Not many coaches in the AFL win the premiership in their first season, but that was Scott in 2011 after taking over a team who had won two flags in the previous four years.

Now ten years on, the Cats haven’t gone all the way again despite being in contention for most of the past decade.

Scott’s home and away record of more than 70 per cent is better than anyone who has coached more than 70 games in the history of the game.

His problem is in September, where the Cats have lost 13 of 21 finals under his watch, including last year’s Grand Final against Richmond.

They have doubled down since then, signing three massive names during the trade period. It is almost now or never for Geelong.

Ken Hinkley (Port Adelaide)

This time last year, no coach was under more pressure than Hinkley. Port Adelaide hadn’t won a final since 2014 and the jungle drums were beating.

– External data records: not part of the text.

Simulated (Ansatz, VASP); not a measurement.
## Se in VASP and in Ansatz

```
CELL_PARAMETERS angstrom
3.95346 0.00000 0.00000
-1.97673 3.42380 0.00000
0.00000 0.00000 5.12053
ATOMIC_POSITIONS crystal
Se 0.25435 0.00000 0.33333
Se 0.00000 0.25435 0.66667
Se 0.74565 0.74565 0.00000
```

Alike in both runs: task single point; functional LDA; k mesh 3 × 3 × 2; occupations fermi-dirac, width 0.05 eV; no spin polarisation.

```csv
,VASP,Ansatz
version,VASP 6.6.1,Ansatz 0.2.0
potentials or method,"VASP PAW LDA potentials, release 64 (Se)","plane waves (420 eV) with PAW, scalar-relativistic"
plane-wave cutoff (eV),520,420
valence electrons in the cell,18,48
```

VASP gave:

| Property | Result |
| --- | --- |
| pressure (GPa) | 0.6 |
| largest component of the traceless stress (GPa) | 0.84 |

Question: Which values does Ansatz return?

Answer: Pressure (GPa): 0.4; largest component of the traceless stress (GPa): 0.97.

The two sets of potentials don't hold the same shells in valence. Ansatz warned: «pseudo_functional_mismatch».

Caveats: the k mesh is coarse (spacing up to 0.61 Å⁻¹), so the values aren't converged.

Then the Power produced a stunning 2020, sitting on top of the ladder for the entire season before falling by a goal to eventual premiers Richmond in the preliminary final.

Now there is no doubt that Hinkley is the man to lead Port Adelaide to its first flag since 2004. Many believe the Power are the Tigers’ biggest threat this season. 

Luke Beveridge (Western Bulldogs)

When Beveridge guided the Bulldogs all the way in 2016 and ended a 62-year premiership drought in the process, there was no man more popular in Australia.

But times have changed since then. Beveridge is still highly respected, but the small club from Melbourne’s west haven’t won a final since.

The Western Bulldogs have played in the past two finals series, but they need to start winning finals again.

They have one of the best midfields in the AFL right now and should contend this September.